Romantic, yet difficult life
As romantic as it may sound, life for a freelance journalist is not easy, especially for Zhang Cuirong, who works and lives in journalism's "blood and sweat" regions. The hourly salary for a journalist is 20 Hong Kong dollars ($2.5), said the Hong Kong Journalists Association (HKJA). Therefore, it's not the danger, but the money that keeps freelance journalists worrying.
With a limited budget, Zhang usually asks for a motel room and takes the bus to conduct her interviews. Sometimes, in the chaotic war field, she chooses to stay in the refugee camp to save some money and to record stories. During her time in Cambodia to interview the Khmer Rouge, the journalist even coughed up some blood, yet continued her interview with Norodom Ranarith, the country's prince.
Zhang complained to the Southern People Weekly that she normally paid for the trips with money raised from her writings, yet royalties have been getting lower these days.
"I have been living a hard life for my dreams. I still have to beg for reasonable payments for my reports," Zhang said in a recent letter to an editor.

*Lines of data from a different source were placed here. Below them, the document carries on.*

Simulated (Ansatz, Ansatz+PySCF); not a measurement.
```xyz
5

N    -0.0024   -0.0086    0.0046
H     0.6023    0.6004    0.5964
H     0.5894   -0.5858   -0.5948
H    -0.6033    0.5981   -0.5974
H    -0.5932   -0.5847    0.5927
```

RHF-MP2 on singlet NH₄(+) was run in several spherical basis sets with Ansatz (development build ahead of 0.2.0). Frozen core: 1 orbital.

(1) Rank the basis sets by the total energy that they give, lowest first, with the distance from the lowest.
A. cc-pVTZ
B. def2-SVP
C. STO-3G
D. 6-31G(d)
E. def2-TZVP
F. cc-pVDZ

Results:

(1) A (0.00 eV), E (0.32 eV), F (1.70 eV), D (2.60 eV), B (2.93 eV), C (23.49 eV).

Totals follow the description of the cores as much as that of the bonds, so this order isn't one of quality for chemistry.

Recalling her awkward experience of not being able to afford a refrigerator after returning from her glorious reporting mission in East Timor, Zhang, the fearless correspondent at war, cried.
Though she claims it is "getting lonely and difficult to continue her job," Zhang is now planning her next adventure in the newly-founded Southern Sudan, following her latest reports on the Egyptian Revolution.
"Some may say that we are romantics, or even hope...yes indeed, we are just that kind of person," quoting a poem from Che Guevara, Zhang gets excited once again.